Two Heavyweights Go Toe To Toe In Vegas

Las Vegas has hosted many prizefights over the years. But none like this one: Beginning Nov. 16, America's capital of glitz will be the site of a software battle royal between Microsoft Corp. and Borland International Inc.

The backdrop: the computer industry's giant annual schmooze-in, Comdex. At stake: the market for data-base programs that software companies use to store and retrieve financial, inventory, and customer information.

Microsoft may be throwing the most extravagant punch: To toast the launch of its Access data base, Chairman William H. Gates III will toss a champagne fete for 1,000 at Caesars Palace. At the event, he will announce an initial price of $99 for Access, radical in a market where products usually sell for over $600.

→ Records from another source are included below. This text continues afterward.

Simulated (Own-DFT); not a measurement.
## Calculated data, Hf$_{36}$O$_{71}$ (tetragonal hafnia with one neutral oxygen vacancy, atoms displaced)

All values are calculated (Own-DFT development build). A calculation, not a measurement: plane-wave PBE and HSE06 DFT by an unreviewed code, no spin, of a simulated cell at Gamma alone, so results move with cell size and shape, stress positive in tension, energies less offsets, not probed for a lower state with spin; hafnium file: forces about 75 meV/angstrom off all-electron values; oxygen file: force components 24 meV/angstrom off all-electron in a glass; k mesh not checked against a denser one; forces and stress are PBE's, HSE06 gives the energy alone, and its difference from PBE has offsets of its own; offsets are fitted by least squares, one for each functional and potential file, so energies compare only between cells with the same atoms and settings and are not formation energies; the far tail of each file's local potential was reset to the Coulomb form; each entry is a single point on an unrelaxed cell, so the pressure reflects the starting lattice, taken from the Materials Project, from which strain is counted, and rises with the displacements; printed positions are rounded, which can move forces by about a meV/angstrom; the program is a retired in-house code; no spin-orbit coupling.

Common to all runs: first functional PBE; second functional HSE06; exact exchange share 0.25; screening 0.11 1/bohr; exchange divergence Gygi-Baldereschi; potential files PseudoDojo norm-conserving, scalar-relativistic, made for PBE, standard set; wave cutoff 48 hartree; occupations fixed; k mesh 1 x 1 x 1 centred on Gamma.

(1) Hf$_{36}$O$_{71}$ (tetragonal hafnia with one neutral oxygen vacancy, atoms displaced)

Borland Chairman Philippe Kahn will counterpunch with a heavily promoted keynote speech. In his talk, Kahn is set to plug two long-awaited Borland data-base programs, due out early next year. To make sure the crowd of 135,000 expected to attend Comdex gets the message, Kahn personally will pilot a biplane over Vegas every afternoon, trailing a banner that reads, "Borland flies high."

TOO LATE. It does for now. Borland controls 65% of the $450 million market for personal computer data-base programs. Last year, in a $440 million stock swap, it acquired Ashton-Tate Corp., the market pioneer and maker of the popular dBase program. Already successful with its Paradox data base, Borland's acquisition seemed to guarantee it an unbreakable lock on the third-largest PC software category.

Then came damaging new-product delays. Originally scheduled for release earlier this year, the important Windows versions of both dBase and Paradox were postponed, helping to drive Borland stock down to around 31, a long way from its all-time high of 86 in January. Says Shearson Lehman Brothers Inc. analyst David B. Readerman: "The longer Borland waits, the more vulnerable they are."

Indeed, the delays gave Microsoft an unforeseen opening. In March, it snapped up Fox Software Inc., maker of FoxPro, a dBase-compatible program that holds a respectable 12% share of the market. At Comdex, Gates is expected to promise FoxPro for Windows by Christmas, beating out the new dBase.

POULTRY VALUE? But the real show-stealer will be Microsoft's first homegrown data base, Access. Nearly three years in the making, its key features are an ability to tap into data stored on big computers and a friendly design amenable to nonprogrammers. "Access is the prettiest one," says Boston data-base guru Adam Green, who is testing all four new programs.

Looks aren't everything, counters Borland Vice-President Robert H. Dickerson, who says buyers care most about performance. Access' snazzy look "is like lipstick on a chicken," he says. "All the makeup in the world won't help." Gates retorts: "It's wonderful to have your competition underestimate you."

Many analysts are betting that the battle between Borland and Microsoft will expand the market. Smaller players, such as Alpha Software, Approach Software, and Computer Associates, may be hurt most by the bruising battle, they say. Consultant Green, though, is putting his money on Microsoft, predicting it could snare share from Borland. Once the dust settles, the long-lasting effects of this software bout will likely be low, low data-base prices. That means consumers will take home the purse.